Brabham family wins legal fight to protect family name
The Brabham family has won its legal fight to protect the registered ‘Brabham’ trademark.
In a German High Court, Australian international sportscar racer David Brabham had sued Michael Trick following his refusal to cancel certain registrations within the European Union involving the Brabham name. Trick had been marketing road cars under the Brabham Racing banner.
Brabham confirmed today that the registered Brabham trademark was a success in the Higher Court of Koblenz, with the famous family’s trademark now reverting to the family’s ownership.
In the future, any individual or organisation seeking to register the Brabham name without the family’s consent will be flagged and the iconic Brabham logos, synonymous with Jack Brabham’s three world championships, are also protected.
“I’m delighted that this situation has finally come to an end,” Brabham said.
“It’s been a long and tiring battle, but this was something I felt we needed to do to protect the Brabham name.
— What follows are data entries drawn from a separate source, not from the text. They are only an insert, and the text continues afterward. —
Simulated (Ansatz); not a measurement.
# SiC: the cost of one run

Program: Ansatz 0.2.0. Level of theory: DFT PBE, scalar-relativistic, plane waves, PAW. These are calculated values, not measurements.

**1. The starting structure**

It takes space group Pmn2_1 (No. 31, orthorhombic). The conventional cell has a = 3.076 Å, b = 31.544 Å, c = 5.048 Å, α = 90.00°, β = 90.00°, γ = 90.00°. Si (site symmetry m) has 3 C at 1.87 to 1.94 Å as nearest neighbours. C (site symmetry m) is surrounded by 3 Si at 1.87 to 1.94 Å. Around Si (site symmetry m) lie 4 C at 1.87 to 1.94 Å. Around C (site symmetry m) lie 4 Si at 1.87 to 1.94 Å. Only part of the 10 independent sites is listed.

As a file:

“The global brand stands for success and innovation bolstered from 60 years of racing heritage, and deserves to be protected.
“This ruling will not only help future plans for the Brabham brand, but also protect the third generation of drivers, in Sam and Matthew, coming up through the ranks.”
In 2009, Formtech founder Franz Hilmer lodged an entry for the 2010 Formula 1 World Championship using the Brabham Grand Prix team name. Its application was unsuccessful, triggering action by the Brabham family.